This Month’s Pattern *

79 Paper Mill

The organization measures progress by the weight and number of documents produced to date.

A project is a voyage for understanding a problem well enough to be able to come up with a solution that fits a given set of constraints. During the voyage, various aspects of the growing understanding need to be communicated to a diverse set of stakeholders. And this understanding is usually communicated using a mixture of paper and electronic documents. The questions you need to ask in designing this communication are: What content are you trying to communicate? and, What are the most effective media for communicating it? Failure to address these difficult questions means that people end up with too much, too little, or the wrong information for them to be able to provide necessary feedback.

Do statements like these sound familiar?

  • “We have to produce the feasibility report by the end of the week.”
  • “The functional spec has to be ready by next Tuesday.”
  • “We have to distribute formal minutes of this meeting to all the stakeholders.”

If you reply to these statements by asking why, the answer might be, “Because we have to produce this document at this phase of our project.” If you keep probing, and ask,“Precisely what is in the document?

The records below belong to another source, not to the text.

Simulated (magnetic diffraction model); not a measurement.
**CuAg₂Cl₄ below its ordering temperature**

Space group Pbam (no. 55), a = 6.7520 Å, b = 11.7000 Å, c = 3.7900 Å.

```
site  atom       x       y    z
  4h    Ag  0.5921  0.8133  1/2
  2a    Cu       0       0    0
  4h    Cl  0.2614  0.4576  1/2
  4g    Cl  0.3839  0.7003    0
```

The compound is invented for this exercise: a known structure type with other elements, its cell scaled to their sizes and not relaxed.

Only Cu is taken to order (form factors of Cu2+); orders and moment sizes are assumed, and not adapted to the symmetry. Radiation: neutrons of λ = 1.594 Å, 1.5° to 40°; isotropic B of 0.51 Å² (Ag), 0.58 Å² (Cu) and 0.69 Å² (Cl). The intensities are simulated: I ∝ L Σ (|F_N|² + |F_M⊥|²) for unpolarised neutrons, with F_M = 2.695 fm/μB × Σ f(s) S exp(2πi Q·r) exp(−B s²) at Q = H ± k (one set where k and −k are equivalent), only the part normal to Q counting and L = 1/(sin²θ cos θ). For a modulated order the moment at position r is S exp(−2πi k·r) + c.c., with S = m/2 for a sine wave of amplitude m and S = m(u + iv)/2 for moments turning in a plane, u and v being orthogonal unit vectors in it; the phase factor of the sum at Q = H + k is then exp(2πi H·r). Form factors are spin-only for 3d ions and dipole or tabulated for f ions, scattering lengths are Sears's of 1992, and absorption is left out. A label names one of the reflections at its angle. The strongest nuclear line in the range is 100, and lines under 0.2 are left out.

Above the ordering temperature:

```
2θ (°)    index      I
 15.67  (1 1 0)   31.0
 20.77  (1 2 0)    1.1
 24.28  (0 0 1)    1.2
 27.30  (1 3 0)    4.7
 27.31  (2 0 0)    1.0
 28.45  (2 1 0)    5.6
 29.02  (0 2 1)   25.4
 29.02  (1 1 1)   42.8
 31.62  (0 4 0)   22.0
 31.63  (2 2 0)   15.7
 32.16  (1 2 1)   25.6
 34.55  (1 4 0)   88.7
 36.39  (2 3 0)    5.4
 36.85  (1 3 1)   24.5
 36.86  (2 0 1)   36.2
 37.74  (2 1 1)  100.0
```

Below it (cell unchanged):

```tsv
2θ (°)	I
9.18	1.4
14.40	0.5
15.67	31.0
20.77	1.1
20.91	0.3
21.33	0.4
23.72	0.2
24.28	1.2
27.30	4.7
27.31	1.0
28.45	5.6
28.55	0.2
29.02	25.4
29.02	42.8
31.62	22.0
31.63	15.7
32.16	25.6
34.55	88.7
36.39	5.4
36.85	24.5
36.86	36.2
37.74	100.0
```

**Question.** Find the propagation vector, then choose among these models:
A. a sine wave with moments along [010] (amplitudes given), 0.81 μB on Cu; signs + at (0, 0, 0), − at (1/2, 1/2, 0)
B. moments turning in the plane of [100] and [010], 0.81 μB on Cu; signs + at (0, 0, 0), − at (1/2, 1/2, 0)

What is it for? Who uses it to make which decisions?” then you discover that people do not know why. They are producing the document because it is the next thing to do.

If you recognize this behavior on your project, you may be working in a paper mill.

In a paper mill, every activity is marked by the production of a document, and progress is measured by how many of the documents have been produced—not by what the documents contain. The paper mill principle says: Just in case anyone needs anything, let’s give everybody everything.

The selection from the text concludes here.